When he was taken to Gor’kij’s country villa on 15 May, the situation was already turning for the worse. He received visits from delegations of workers and peasants, but limited himself to answering them with friendly nods, and nothing more. On 21 October, he wanted to be taken by car to Moscow where he went to his study in the Kremlin; taken back to his country villa, he never moved again. His last public appearance was on 2 November when he was visited by a delegation of workers. His health gradually deteriorated until, on 21st January 1924, as a consequence of a new apoplectic attack, he passed away at 6.50 pm.

At that time the work of the 2nd All-Union Congress of Soviets and the 11th Pan-Russian Congress of Soviets was in progress; on the very day of Lenin’s death, Zinov’ev had concluded the Presidium of the Executive Committee of the Communist International. Special sheets announcing the leader’s death were added to the edition of ’Pravda’ already in print. It was Zinov’ev himself, in an article published on 30 January, who recounted the journey made by the Bolshevik leaders to Gor’kij and the situation they found themselves in.

A group composed of Zinov’ev, Bucharin, Tomsky, Kalinin, Stalin and Kamenev left Moscow by sleigh; Rykov was ill and Trocky was in the Caucasus where, having heard that the funeral was to be held on 26 January (although it actually took place on the 27th), he decided not to return as he would not have made it to Moscow in time. Zinov’ev recalls that the night was freezing but clear: there was a moon. Lenin’s body was on a table surrounded by flowers and fir branches, in the same room where, in the summer of 1920, the leaders had gathered to decide on the advance on Warsaw. They paid their respects to the body and returned to Moscow to take part in a commemorative meeting of the Central Committee convened at two o’clock in the morning.

The group arrived at three o’clock. On 22 January, a message of funeral homage from the Central Committee was published addressed to the party, to all workers in which Lenin’s most important contributions to Marxist theory were highlighted. On 23 January the newspapers did not come out and the next day ’Pravda’ published only tributes and memorial articles. Lenin’s body was displayed in the Hall of Columns in the Palace of Trade Unions and to pay their respects almost 900,000 people subjected themselves to the merciless cold of those Moscow days.

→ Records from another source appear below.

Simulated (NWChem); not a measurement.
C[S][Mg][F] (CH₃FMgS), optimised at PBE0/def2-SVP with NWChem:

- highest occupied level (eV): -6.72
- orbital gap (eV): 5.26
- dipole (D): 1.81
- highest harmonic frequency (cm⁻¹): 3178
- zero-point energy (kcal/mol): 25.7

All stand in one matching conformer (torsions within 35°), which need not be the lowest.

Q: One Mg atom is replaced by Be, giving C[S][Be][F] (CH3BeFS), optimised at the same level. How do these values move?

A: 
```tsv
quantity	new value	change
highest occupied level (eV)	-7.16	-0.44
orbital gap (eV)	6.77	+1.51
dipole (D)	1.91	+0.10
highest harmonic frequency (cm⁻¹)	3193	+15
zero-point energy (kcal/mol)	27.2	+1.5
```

There is a proverb that says Moscow does not believe in tears; yet, according to the chronicles and documents, the people’s grief in those days appeared real, deep and genuine. On 26 January, a solemn session of the Second Congress of All-Union Soviets was held at which the top Bolshevik leaders took the floor, including Stalin. His speech was set on the double plane of apologia for the leader, as far as the content was concerned, and church-like antiphony, as far as the form was concerned. The tones must have shaken the emotional chords of the listeners in no small measure, contributing decisively to the warmth of an environment set in terms of the most rigorous seriousness and austerity.

At the same session, Kalinin, on behalf of the Pan-Russian (Pan-Soviet) Central Executive Committee, proposed changing the name of Petersburg to Leningrad; the proposal was approved without debate. Other proposals were also approved en bloc: the day of Lenin’s death was to become a day of national mourning; monuments were to be erected to him in the major Soviet cities; an edition of his selected works was to be published; and the construction of a Mausoleum under the Kremlin walls between the communal graves of the revolutionary fighters was approved, in which Lenin’s embalmed body was to be kept for visitors to pay their respects.

On 27 January at 9 am, Stalin, Zinov’ev and six workers carried Lenin’s body out of the Trade Union Palace where it was taken by Kalinin, Kamenev, Kursky, four workers and a peasant to be carried in procession through Red Square. At four o’clock in the afternoon, Stalin, Zi-nov’ev, Kamenev, Molotov, Bucharin, Rudzutak, Tomsky and Dzerzinsky took the coffin and laid it in a tomb built in front of the Kremlin walls and soon to be replaced by the Mausoleum.

Between December 1922 and March 1923 Lenin had produced some of the most interesting political reflections of his entire oeuvre. Some of the assumptions of the revolution were no longer valid. There had been no great European revolution. The socialist economy still had no basis. So, all wrong? Exactly the opposite, the Bolshevik leader replied, as 1917 had represented the revolutionary abandonment of a war from which a new state had been born: this had been the real world turning point.

Other problems: the immense tasks before the new state and the misery, also cultural, of the people. Moreover, after the first months of hyperactivity, Lenin noticed a certain bureaucratisation of the state apparatus, almost a return to the past: in short, the old state had been ’just anointed with Soviet oil’. The remedy continued to be, according to Lenin, Nep.

But the real cause of concern for the Bolshevik leader was the contrast at the top of the party, with the possibility of a split. For this reason, between December 1922 and January 1923, he dictated some notes that would constitute the Letter to the Congress (here proposed under the title of Lenin’s Testament) in which, in addition to subjecting all the major leaders of the Bolshevik Party to lucid judgments (all were reproached with an excess of authoritarianism, to Trockij ’self-confidence’ to Bucharin, moreover the ’favourite of the whole party’, a lack of understanding of dialectics), he identified the deepening contrasts between Stalin and Trockij as the real problem.

It is not out of place to recall that our very own Gramsci, on 14 October 1926, a few days before he was arrested by the fascists, wrote, on behalf of the political bureau of the Communist Party of Poland, a letter to the Soviet leadership (To the Central Committee of the Soviet Communist Party, sent to Togliatti, then in Moscow) in which he pointed out how the conflict between the Stalinist majority and the Trockian minority ran the risk of calling into question the achievements of the Soviet October.

Lenin concluded his letter with a harsh judgement of Stalin as ’too coarse’ and not very tolerant of his comrades. In short, it is possible to think that if Lenin had been allowed to attend the 12th Congress those present would have witnessed a head-on clash between him and Stalin; but this was not to be and we know what course the history of the USSR took.